The Writer’s Corner features poetry, essays, short stories, satire and various fiction and non-fiction from SCAD Atlanta students. To submit your own work for the Writer’s Corner, email firstname.lastname@example.org.
BISDAK by Rachita Vasandani.
“Gabi-i na day, away’g agi sa Mango, ug pag-bantay imong mga butang!” I hear my mother repeat, for the hundredth time, as my older brother and I head out to explore the streets of the city I grew up in. Greetings are cordially exchanged with neighbors and family friends; we all know each other here in this little shore town of Lilo-An. I look over the dark sea and check the horizon — one can never trust a July sky. It could open anytime and turn the alleys into a labyrinth of smelly rivers but it is one of those rare bright nights.
Roaming the city is an antidote for ailments of the heart and the mind; getting lost in the corners of Colon — a jumble of a place that surges with the movement of people, like clogged arteries. Colon is the go-to for chicharon and tulob buwa, for new brooms and coconut husks. It is the place for fruits of unpronounceable names and branded clothes (rip-offs of course). Maybe I find these chaotic parts of the city the most calming because they mirror the state I find myself in most of the time: disoriented, multifocal, hectic.
Downtown Cebu is different now. My mama tells me it used to be the place of the elite and nostalgia permeates her voice as she talks about the “back then.” My downtown narrative, the story that lurks in the labyrinth, is seasoned with “last week” and “yesterday.” The downtown Cebu, the Colon that I know, is the feared and the avoided.

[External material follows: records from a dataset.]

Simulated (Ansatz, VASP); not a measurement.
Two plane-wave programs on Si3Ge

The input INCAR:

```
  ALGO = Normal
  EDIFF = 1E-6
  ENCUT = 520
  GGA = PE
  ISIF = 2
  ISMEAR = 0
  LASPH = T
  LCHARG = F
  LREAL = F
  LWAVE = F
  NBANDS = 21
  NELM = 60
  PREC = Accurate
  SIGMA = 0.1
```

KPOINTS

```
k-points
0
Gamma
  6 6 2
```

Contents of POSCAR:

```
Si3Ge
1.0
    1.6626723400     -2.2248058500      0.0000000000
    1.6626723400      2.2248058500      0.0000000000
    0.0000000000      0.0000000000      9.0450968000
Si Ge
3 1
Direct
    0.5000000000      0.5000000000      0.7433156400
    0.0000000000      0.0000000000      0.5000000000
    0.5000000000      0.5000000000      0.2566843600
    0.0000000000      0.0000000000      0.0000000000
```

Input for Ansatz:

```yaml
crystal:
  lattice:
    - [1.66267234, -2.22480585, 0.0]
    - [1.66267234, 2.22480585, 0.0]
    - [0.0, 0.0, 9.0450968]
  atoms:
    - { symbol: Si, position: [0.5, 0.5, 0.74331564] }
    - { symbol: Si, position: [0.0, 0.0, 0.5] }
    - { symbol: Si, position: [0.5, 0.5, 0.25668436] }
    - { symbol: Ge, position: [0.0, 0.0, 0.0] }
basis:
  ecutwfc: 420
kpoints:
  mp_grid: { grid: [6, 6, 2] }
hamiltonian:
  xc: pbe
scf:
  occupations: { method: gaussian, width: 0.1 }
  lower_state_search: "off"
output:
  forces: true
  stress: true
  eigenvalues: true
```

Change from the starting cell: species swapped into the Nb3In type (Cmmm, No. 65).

What my mama fears so much in the city we call home is loss: a cell phone, a bag, innocence, a life. But in my years of wandering, I have not lost anything here. Rather, I have gained a lot. Most Cebuanos do not know the cucumber they just had was harvested in Sibonga. Most of us do not know the cabbage in Southern Leyte is from a farmer in Dalaguete, who beams with pride when he shares the information that his produce reaches as far as Manila. These interactions take me to places I’ve never been, to the rest of the island I love so much. My nostalgia is different.
There are reasons why we live in a place, reasons why we leave a place. Cebu, my home, has been a place of arrivals that occur as frequently as departures. This city houses all that is distinctly mine. It is the city that raised me, despite its shortcomings, seediness and all. My Cebu is not limited to the tourist sites it is becoming famed for. My Cebu is the vibrant Sinulog festival, the large-eyed children on the street, the traffic that never ends. It is the balut and saang on Freedom Park in front of San Jose-Recolectos, the constantly changing murals on the intersection of Escario Street and La Eskina Molave.
Pinoy ako. I can dye my hair, move across the world, change my name. Pero, pinoy ako. I am Filipino. It is easy to push away who you are when all your identity seems to mean is the corrupt officials, packed roads, the disasters, the tragedies, the mentalities that have been ascribed to us. I am who I am because of these things and more. To be Filipino is to look beyond the Spanish colonization to the glory of our past, to the kingdoms of Sulu, of Maguindano, of Butuan. I am from the people of the Cordillera. I am shaped by this city and her story, a story that stretches over 67,000 years. I am shaped by my igorot ancestry, my negrita roots that still grow deep in my hometown. Cebu is my home, she has taught me to be kind like the forgiving land, brave like the people that defended her shores, to be wild like the waves that crash on her shores. To carry these values is to be Cebuano. It is to be Cebu.